You have probably heard of “attorneys’ fee clauses” (a/k/a “prevailing party” clauses) in contracts. But do you know how they work? In the United States, when parties are involved in litigation, typically each is responsible for paying its own costs and legal fees. This is fine for those who can afford to hire attorneys to pursue (or defend) a lawsuit. But what are people (or companies) that don’t have sufficient funds supposed to do? It can be a problem when a deep-pocketed party can pursue a claim that lacks merit. It can also mean there is little consequence for pursuing a lawsuit that really has no merit.[1] The idea that each party is responsible for their own attorneys’ fees is known as “the American Rule” – versus the “the British Rule”, in which the losing party pays the winning parties’ legal fees. Many believe the American system is why there is so much more litigation in the U.S. than in Britain.
But there are some exceptions to the American system. For example, in Washington state, there are three situations in which the loser pays the winner’s costs and attorneys’ fees: (1) when it’s allowed by specific statute, (2) when it’s included in a contract, and (3) on “equitable” grounds (which is rarely ever found, so best not to count on it).

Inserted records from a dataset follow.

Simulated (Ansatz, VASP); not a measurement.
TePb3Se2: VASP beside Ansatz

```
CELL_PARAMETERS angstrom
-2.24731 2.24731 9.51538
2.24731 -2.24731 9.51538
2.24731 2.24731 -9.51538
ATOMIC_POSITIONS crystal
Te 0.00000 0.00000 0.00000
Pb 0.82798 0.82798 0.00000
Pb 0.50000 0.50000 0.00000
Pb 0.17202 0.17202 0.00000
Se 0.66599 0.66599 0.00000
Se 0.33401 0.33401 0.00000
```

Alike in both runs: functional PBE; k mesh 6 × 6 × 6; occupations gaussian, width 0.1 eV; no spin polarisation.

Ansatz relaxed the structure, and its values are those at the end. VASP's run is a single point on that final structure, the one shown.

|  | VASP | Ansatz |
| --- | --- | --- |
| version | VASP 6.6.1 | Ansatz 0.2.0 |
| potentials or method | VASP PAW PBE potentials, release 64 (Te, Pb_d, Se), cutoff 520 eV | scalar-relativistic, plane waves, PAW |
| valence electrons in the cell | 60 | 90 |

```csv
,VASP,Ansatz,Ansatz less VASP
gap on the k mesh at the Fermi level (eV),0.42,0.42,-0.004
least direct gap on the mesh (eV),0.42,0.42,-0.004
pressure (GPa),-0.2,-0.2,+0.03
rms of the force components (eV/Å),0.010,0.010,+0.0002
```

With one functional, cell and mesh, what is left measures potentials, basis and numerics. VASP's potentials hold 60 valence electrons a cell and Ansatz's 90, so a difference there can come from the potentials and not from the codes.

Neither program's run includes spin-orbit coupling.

For example, when a party sues claiming violation of Washington’s Consumer Protection Act (RCW 19.86), the prevailing (winning) party can recover reasonable attorneys’ fees and other costs from the non-prevailing (losing) party (RCW 19.86.090). This helps level the playing field when a customer is misled or otherwise injured by a seller of some product or services that violates the CPA, and encourage attorneys to take on cases against deep-pocketed parties.
But what about those lawsuits where the amount being fought over is less than $10,000? By statute, the prevailing party is entitled to have its costs and reasonable attorneys’ fees paid by the other side. RCW 4.84.250. Not surprisingly, the idea is that the merits of the lawsuit should not be outweighed by the financial costs of suing or defending. Likewise, when a winning party has to litigate how much fees they are to recover, they can get those fees paid by the losing party too. See, e.g., Fisher Properties, Inc. v. Arden-Mayfair, Inc., 115 Wn.2d 364, 378, 798 P.2d 799 (1990) (“The general rule is that time spent on establishing entitlement to, and amount of, a court awarded attorney fee is compensable where the fee shifts to the opponent under fee shifting statutes.”). In other words, if you are on the losing side, it can be even more costly to argue too much about attorneys’ fees.
As for contracts, they can include a provision that, in the event of a lawsuit between them, the prevailing party will be entitled to recover their attorneys’ fees and costs. So long as it’s in a valid contract, the courts will generally enforce it. The prospect of having to pay the other side’s legal fees gives everyone a reason to look very closely at the strengths and weaknesses of their case. It gives the party that does not have the balance of the facts and law on its side an incentive not to drag things out, and to strongly consider negotiating a settlement to minimize risk of losing even more if the case went to trial.
In Washington, if there is an attorneys’ fee clause in a contract, it is deemed to apply to whichever side basically is the winner – even if the clause is drafted so that it looks like it favors just one of the parties. For example, if a construction contract says the contractor can recover its attorneys’ fees if the customer unsuccessfully sues, the courts will read that clause as applying to both parties – so that the customer can recover its fees if it wins the lawsuit against the contractor. RCW 4.84.320.
[1] Whether a lawsuit is actually “frivolous” is a harder question than one might think.